It was a literary feat he seemed incapable or reluctant to repeat. Secretive to the point of paranoia, he became a brooding, beguiling enigma, a one-book wonder, the Garbo of the printed word.

Publishing nothing for half of his long life, this secretive individual maintained that he wrote for his own pleasure, without facing the contradiction that The Catcher in the Rye touched the emotional lives of countless millions.

As he aged, a strange Dorian Gray-like relationship evolved between the elderly hermit and the perennially youthful outsider he had breathed life into. He guarded his privacy with ferocious observance, and only last year, successfully sued in order to halt the publication of Sixty Years Later, an unauthorized sequel to his masterpiece. If Salinger wasn't going to bother to add to his slim output, then nobody else was going to do so either.

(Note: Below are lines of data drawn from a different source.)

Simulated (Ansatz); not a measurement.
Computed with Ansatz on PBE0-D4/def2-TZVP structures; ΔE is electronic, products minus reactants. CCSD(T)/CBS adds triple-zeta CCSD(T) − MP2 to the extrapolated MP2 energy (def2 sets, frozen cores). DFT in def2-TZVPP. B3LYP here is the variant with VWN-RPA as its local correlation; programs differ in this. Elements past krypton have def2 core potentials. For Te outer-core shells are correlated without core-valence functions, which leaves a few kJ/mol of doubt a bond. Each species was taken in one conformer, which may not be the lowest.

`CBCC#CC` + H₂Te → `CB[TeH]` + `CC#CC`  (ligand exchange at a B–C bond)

Salinger was raised in uptown Manhattan; his Jewish father was a successful importer of fine cheeses. J.D. saw active service in the Second World War and was an Intelligence Officer for the Allies. It was during this period that he met and married a German girl, but the union was childless and short-lived. At the age of 31 he took a 16-year-old schoolgirl admirer as his bride. After twelve years and two children, they divorced. It should be no surprise, although it is of more than spurious interest, that all his significant relationships were with younger women who contacted him as fans.

His year-long affair with Joyce Maynard, when he was 51 and she 18, resulted in a memoir written by her. His final marriage was to another fan, forty years his junior, who had also contacted him by letter. In the 1950s, secure in the trappings of success, he withdrew to Cornish, New Hampshire, where he maintained an extraordinary feat of subliminal privacy. Salinger fended off all attempts at engagement. He steadfastly avoided efforts to make his literary world flesh.

Despite overtures from the likes of Billy Wilder, Steven Spielberg, and Elia Kazan, Holden Caulfield, the eternal troubled boy, never appeared in shimmering gray or Technicolor. His depiction remains a wordly creation. A neighbor tantalizingly admitted that Salinger had ten completed novels under wraps a decade ago, and now the literary world waits to see if death proves the unlikely breaker of Salinger's silence. His major contribution to modern literature was his ability to provide misunderstood adolescents with a voice.

Even now The Catcher in the Rye maintains that feat of freshness; although some of the language may seem a little dated, the feelings and emotions beat as true to life in the new century as they did fifty years into the old one. The swearing it contains caused the book to be banned from schools and libraries, a cruel irony that frustrated Salinger because it was placing his work beyond the reach of those he wished to connect with. His collection of stories For Esme-With Love and Squalour (the title in England; in the U.S. it was called Nine Stories) provides a tantalizing taste of a literary feast that barely reached the first course. Whatever his motives, his lingering presence as an absence was at best eccentric, though it eventually came to seem tiresomely cranky. Books abound that try to crack his enigma.

The British poet and critic Ian Hamilton wonderfully annotated his frustrated efforts to interview his subject. The resulting In Search of J.D. Salinger: A Writing Life (1935-65) is a perfect testament to the means the man employed to avoid exposure. In a suitably cryptic remark, Salinger once admitted, "I am a kind of paranoid in reverse: I suspect people of plotting to make me happy."